Disruptiveness is considered a negative quality in many contexts, but Maria Acaso is revolutionising learning by injecting it into her classrooms. Cassi Camilleri writes.
‘I was a terrible teacher,’ Maria Acaso says, recalling the early days of her academic career. Today, she is one of Spain and Latin America’s leading figures in the field of educational revolution. Having just been awarded a research grant, she embarked on her teaching journey, following in the footsteps of those before her. ‘I was doing what I saw others do,’ she says. ‘Which is funny because as a student we always complained about teachers and how boring they were.’ Then, while on her travels in 2011, taking in wonderful places like Stanford, Harvard and the Ghetty museum, Maria discovered the book that catalysed everything.
Alejandro Piscitelli’s The Facebook project and post university introduced the idea that how (methodology) you teach is more important than what (content). When she returned to teaching, Maria embraced this thinking and set up a research project around her classes called This is not a classroom. ‘This project changed my life,’ she says. During its nine month run, Maria introduced art think as pedagogy in her classrooms. She weaved in divergent thinking and collaborative work, making pleasure as the most important product of the class. Since then, she has never looked back.

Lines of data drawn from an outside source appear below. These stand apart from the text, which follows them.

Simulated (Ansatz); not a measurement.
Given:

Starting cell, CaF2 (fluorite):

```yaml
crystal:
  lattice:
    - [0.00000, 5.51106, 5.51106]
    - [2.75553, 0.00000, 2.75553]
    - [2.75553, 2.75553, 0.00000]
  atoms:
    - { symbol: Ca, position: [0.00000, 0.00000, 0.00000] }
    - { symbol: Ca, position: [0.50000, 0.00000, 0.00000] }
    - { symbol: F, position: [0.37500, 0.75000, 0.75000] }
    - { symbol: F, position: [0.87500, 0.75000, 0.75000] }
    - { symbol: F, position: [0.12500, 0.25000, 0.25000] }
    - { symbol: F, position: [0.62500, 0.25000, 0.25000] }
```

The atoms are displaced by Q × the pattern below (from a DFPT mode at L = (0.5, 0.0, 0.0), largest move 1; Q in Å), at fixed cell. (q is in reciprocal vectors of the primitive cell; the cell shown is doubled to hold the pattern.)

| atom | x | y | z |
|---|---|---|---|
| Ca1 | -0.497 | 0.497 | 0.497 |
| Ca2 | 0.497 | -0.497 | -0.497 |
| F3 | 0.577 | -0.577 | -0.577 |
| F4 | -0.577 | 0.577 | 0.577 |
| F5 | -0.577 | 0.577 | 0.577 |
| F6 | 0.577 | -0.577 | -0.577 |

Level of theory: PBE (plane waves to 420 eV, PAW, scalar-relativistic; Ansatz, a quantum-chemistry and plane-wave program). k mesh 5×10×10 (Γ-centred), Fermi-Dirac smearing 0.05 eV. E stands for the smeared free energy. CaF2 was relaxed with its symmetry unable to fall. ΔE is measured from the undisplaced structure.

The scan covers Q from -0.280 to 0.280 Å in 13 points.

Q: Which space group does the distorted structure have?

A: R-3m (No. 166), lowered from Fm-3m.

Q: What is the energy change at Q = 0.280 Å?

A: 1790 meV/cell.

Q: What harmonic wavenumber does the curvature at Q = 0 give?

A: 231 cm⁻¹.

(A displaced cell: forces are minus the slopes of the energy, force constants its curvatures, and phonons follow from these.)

Maria sees her teaching as ‘cultural production.’ ‘My classes are my art,’ she says, ‘I make them with the tools artists use. I utilise social media. I name my classes and sign them as artists sign their work.’
María Acaso during the #NUCLEUS2018 Annual Conference
All of this impacts the students’ own perception of the class. In fact, parallel to the classes, Maria was also running qualitative research with focus groups, recording the process. A year after the project ended, when all the information was analysed, they had an important takeaway on their hands. ‘Half of the students, 30 out of 60, described their thinking as completely transformed,’ Maria says. This marked a very special shift for her too. ‘My classes, my signatures, they were no longer an academic thing, they became an action paradigm. As a teacher, I am not someone who is making a simulation for certification, I can really change the world because my work, my teaching can be a tool for transforming society.’
This notion of transformation is a very powerful one and Maria knows change is not easy. ‘As a teacher, you have to see yourself as a political agent not an academic agent,’ she says. ‘We live in a fear based society. We live in a world where we are being told that we are fat, we have bad teeth, we have this, we need that. […] This is in personal life but also in our professional sphere. We fear change, and structures are built to prevent us from changing.’
But Maria calls for educators to be brave, even if repercussions may come. ‘We need to be strong. We need to be honest with ourselves. But when you are this way [like me], you have problems. I have had students who go to the university to complain about me and tell my superiors that I am not doing my job. But because I believe in it, because I am honest with myself, because I am consistent, I will keep at it.’
Asked about what advice she has for educators and knowledge seekers, Maria highlights the importance of the body and biography in the classroom. ‘The body in academia is killed. Academia tells us we are a brain and not the body. But without the body, there is no brain. This is something we have to recover in our classes. In my class, we need to move around and do things. We need to recover the body and think about the body in a different way.’ The same can be said for biography, she says. ‘There is a lot of knowledge that is not recognized by academia. And biography is one of them. What was your day like yesterday? Maybe you broke up with your girlfriend and that is important to bring into the class today. It is important this to create a community. It is important to create a relationship.’
The mindset Maria wants to communicate is that academic knowledge is found everywhere and educational institutions must accept this. ‘Universities try to protect this idea that they have the knowledge and that we must go to them. It’s all about papers and conferences, and all these kinds of things. But universities have forgotten about the real world. We need to bring down those walls for universities to keep up with the advances society has made. Art can bridge that gap.’